Even fans of Fifty Shades of Grey admit the book is a literary atrocity. Novelist E.L. James's erotic reveries read like the rantings of a drunk yokel — less "His firm hands cupped my breasts" and more "Holy crap! He's touching my boobs!" The story is simple: Twenty-one-year-old virgin Anastasia Steele is offered an opening to be cold-hearted tycoon Christian Grey's sex slave. Before they sign a contract — an actual legal document with an addendum for butt plugs — they test the merchandise and each other's emotional and physical limits. The smartest decision director Sam Taylor-Johnson made when adapting the novel for the screen was to throw out half of it.
On screen, Taylor-Johnson and leads Jamie Dornan and Dakota Johnson seem embarrassed by the source material. They're fine with the tits — it's their middlebrow creator they'd rather cover up. But Fifty Shades of Grey strips the book to its essentials: a confident man, an awkward girl, and a red room rimmed with leather handcuffs. From there, Taylor-Johnson rebuilds, constructing an erotic dramedy that takes its romance seriously even as it admits that Christian Grey's very existence is absurd.
Grey is physically perfect, unfathomably rich, and inexplicably obsessed with the guileless Steele. Dornan plays him deadpan, his eyes as cold and appraising as those of a shark debating the fleshiest part to bite.
Steele was deliberately written as a blank — a cheap copy of Twilight's Bella Swan, herself a thin audience surrogate. Dakota Johnson breathes life into her in tiny motions: the way she leans in to Grey's neck or dances like a fool to Frank Sinatra. Her Anastasia lives in the real world — a place where Christian Greys are unicorns. Every time she looks at him, we see her wonder, "Who the hell is this guy — and why me?"

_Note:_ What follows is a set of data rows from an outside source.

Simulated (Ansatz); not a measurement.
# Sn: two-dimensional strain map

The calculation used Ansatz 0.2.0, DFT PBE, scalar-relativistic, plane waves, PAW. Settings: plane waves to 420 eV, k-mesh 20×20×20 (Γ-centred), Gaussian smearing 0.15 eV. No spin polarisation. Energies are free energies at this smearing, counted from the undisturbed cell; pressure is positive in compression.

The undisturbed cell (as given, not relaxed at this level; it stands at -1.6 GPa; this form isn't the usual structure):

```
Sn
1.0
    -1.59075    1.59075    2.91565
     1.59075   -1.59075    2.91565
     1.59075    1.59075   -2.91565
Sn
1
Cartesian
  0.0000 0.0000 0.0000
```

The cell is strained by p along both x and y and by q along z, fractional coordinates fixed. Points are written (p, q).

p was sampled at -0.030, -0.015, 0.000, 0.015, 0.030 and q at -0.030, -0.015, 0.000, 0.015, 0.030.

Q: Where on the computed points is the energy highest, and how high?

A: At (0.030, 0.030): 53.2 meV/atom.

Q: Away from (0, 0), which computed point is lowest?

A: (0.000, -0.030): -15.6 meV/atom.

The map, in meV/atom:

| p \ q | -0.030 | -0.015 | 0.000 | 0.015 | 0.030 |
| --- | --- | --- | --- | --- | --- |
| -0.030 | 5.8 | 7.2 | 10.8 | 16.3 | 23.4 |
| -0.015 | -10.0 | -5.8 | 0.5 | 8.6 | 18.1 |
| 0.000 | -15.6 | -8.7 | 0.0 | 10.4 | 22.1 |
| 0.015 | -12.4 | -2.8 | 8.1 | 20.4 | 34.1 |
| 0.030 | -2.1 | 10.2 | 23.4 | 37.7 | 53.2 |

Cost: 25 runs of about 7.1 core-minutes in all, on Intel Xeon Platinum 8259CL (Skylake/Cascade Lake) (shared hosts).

The irony of Fifty Shades is that Anastasia isn't passive. She's a power bottom. In the book, her resistance comes from being a stubborn prude. Here, Johnson finds a slyer twist: Anastasia can say no to Grey because she's not afraid of losing something she never expected to own.
Taylor-Johnson has a shrewd understanding of what turns women on. Take Christian's toys, all made of leather, fur, brass and feathers, which line his sex lair like the accessories rack at Gucci. It works both as a display of wealth and skill — only a connoisseur would need four different foxtails — and as a tangible fantasy in which we can imagine the weight and touch of every whip. She favors tactile close-ups that activate the senses: Dornan's knuckles gripping a desk, Johnson's lips nibbling a pencil, and four shots of him clicking her into a seat belt before they zoom off in a private plane.
Taylor-Johnson isn't apologizing either for shooting a sex-positive movie where the woman doesn't end up dead. (Ahem, Basic Instinct and Body of Evidence.) But James's Fifty Shades trilogy is at heart puritanical. The books are credited with introducing dissatisfied women to bondage. Yet the thrust of the series isn't Christian Grey awakening Anastasia to the pleasures of submission; rather, it's her convincing him that his sexual wants are wrong. She may temporarily thrill as he spanks her over his knee, but the book-three climax is a wedding and a baby. The series savors kink and stigmatizes it, implying that Grey is only into BDSM because an older woman stole his virginity at fifteen and his mother was a crack whore.
It's too bad that Taylor-Johnson can't give these insults a suspicious side-eye. She must mouth them as gospel, since his Mrs. Robinson-like backstory villain factors in to the sequels. As a result, both book and film punish their fans. Yes, this naughty stuff is hot — but if you like it too much, you're sick.